Feeling afraid is a response to your own expectations and
imaginings and to how you have depicted a situation in your mind. You can
decide not to be afraid today even if you do not think you are anyway. We avoid
the word; are more likely to use words like stressed,
tense, anxious, concerned, annoyed, or more likely still to complain that
someone else is bugging you or being a pain, or that we are victims of a bad situation,
rather than to call ourselves frightened.
But the Course suggests that we are more fearful than we realize. Our occupations
and entertainments serve the primary - but unrecognized - purpose of diverting our
awareness away from a perpetual, profound state of anxiety that we never want
to look at, that we deal with only indirectly, piecemeal and by calling it by
other names:
The ego can and does
allow you to regard yourself as supercilious, unbelieving,
"light-hearted", distant, emotionally shallow, callous, uninvolved
and even desperate, but not really afraid. Minimizing fear, but not its
undoing, is the ego's constant effort, and it is indeed a skill at which it is
very ingenious (T11 V 9).
To begin the day by deciding not to be afraid today may sometimes,
then, make you uncomfortably aware of how much more apprehensive you are of
more people and situations, past, present and to come, than you want to accept. Or it might seem absurd to reflect on anxieties that do not apparently
exist at all if you are cheerfully unaware of them. We think it unhealthy to think
about fear at all, for fear of scaring ourselves. We may be superstitiously
afraid to say, silently, decisively, deep inside, 'I will not be afraid today'.

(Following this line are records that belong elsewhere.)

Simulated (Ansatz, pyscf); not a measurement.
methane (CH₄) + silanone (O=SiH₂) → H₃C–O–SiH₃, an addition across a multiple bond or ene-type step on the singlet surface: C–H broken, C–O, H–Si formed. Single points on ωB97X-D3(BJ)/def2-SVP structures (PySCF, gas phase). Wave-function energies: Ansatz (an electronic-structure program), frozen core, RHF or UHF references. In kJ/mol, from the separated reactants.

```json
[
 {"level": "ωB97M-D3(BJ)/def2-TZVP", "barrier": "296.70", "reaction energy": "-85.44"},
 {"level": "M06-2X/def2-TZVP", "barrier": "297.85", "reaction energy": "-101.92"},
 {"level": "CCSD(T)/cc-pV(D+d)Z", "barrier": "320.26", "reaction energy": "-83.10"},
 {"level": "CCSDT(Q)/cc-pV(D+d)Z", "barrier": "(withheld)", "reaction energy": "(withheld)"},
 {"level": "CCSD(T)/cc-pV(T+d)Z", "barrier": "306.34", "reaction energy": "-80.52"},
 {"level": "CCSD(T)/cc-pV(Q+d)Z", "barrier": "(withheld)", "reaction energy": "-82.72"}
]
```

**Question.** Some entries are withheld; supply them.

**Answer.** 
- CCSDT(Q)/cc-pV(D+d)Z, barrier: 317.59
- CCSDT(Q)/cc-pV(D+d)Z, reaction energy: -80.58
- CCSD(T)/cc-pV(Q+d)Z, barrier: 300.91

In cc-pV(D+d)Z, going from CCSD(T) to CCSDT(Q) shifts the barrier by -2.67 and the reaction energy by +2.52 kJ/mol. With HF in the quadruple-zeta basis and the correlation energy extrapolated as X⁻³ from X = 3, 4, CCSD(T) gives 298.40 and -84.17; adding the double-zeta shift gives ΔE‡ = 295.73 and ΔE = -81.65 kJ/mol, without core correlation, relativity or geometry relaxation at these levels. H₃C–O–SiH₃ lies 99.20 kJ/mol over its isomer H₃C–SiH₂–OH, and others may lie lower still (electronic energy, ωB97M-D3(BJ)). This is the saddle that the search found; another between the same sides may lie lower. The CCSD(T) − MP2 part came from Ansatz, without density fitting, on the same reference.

The unconscious does not understand negatives, we are told. Merely by dwelling
on the idea 'I will not be afraid,' might we be tempting fate, brainwashing
ourselves into fearfulness? But if we are really not afraid, 'I will not be
afraid today' happily confirms and celebrates that fact. And if we are, it is time we recognized
it so that we can decide otherwise. Not looking at our many, complex, underground insecurities is how we preserve
them.
You may still complain
about fear, but you nevertheless persist in making yourself fearful T2 7
You are responsible for your thoughts and their consequences,
the Course keeps reminding us. We can conjure up beliefs, fears, experiences,
and we can also change them. I will not
be afraid today is a reminder that you can choose your response to anything
that happens. It is a way to start the day with an open mind, and to go to meet
the day's surprises, disappointments, confusions, conflicts, injustices,
challenges, dark nights of the soul and sabre-toothed tigers with a clearer
mind and no cold shrinking of the heart.
Postscript: Just after I wrote this, I read that the funeral
of the poet Seamus Heaney took place today. Apparently his final words to his
wife were 'Do not be afraid.' We would all do well to start the day, every day,
with the same message to ourselves, to everyone we love. To everyone.